Why people came to live in Arizona
Every time my friends from California visit me, I see Phoenix, and Arizona, through their eyes. And while there are a lot of things that they like, such the abundance of parking spaces, I do notice that there is always that question hanging in the air - “why would anyone want to live in such a harsh climate?”
Now don't get me wrong, I love Phoenix. And the climate hasn't been a problem for me. My career has been spent in air-conditioned buildings, I have always had an air-conditioned car, etc. It may get to 115 degrees out there, but I'm in cool comfort all of the time.
Yesterday, as I was staring out into the desert at the Casa Grande Ruins, I was asking myself again “what were people doing here?” Yes, the river flowed right nearby, there appeared to be plenty of accommodations for living, and even places where games were played (I love that part!), but really, it was in the Sonoran Desert, which has been an extremely harsh place since the last ice age, 10,000 years ago. And the answer, of course, is the same as the reason people populated the entire planet after wandering out of Africa, they needed space. And yeah, some people were in what are known as “marginal areas”, that is, pretty much the last place that anyone would choose to be, but it's a place. You can put labels on the groups of people who lived in what is now called Arizona, but they're just people.
The next big group of people who arrived in the area that includes Arizona were the Spanish. You know, conquistadors, people looking for gold. And if you remember your history lessons, you remember that even though Christopher Columbus was Italian, he sailed with the financing of Spain. He was looking for the spices of the Orient, didn't find any, and went home. Of course, people who went to the trouble of going to such a disappointing place came back with stories of treasure, especially gold. The conquistadors didn't find the cities of gold (because they never existed), they just pretty much made a mess of things and killed a lot of people.

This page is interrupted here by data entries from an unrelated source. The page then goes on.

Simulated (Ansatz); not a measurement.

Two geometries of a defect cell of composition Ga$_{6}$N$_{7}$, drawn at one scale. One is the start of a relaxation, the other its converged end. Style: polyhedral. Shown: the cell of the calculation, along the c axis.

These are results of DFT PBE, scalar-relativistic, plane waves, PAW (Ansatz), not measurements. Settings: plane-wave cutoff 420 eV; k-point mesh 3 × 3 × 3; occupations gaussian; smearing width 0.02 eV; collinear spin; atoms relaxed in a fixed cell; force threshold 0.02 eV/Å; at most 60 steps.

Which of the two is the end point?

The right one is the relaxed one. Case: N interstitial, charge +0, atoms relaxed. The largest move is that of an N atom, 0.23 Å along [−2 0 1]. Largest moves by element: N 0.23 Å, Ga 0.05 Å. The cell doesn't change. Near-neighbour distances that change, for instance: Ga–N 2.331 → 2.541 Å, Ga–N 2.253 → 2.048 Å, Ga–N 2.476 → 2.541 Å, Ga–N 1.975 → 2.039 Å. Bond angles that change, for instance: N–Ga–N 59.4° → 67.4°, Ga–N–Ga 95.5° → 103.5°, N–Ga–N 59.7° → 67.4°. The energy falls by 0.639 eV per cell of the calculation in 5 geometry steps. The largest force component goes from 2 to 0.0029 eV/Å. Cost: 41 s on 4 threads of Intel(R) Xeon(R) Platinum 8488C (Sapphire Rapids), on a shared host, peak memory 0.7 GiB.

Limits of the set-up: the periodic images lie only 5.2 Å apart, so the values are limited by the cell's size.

The next wave of people from Europe were also from Spain, but their interest wasn't gold, it was salvation. People like Father Kino were interested in teaching their religion to the people that the conquistadors had discovered, or what was left of them. Spain established churches, or missions, from what is now modern-day Mexico up through California. Take a look at a map and run your finger up from Mexico, through Tucson, along the Gila River, through Yuma, across the California desert, and then from Los Angeles to Monterey. The Pacific Coast Highway is El Camino Royale, the (Spanish) King's Road.
Nowadays there are so many hard edges, like freeways, and state and county boundaries, that it's just about impossible to imagine Mexico, Arizona, and California as just one continuous place. But it is. And people have lived there for centuries, and for their own reasons.
Image at the top of this post: Pueblo Grande looking southeast towards where Tempe is nowadays.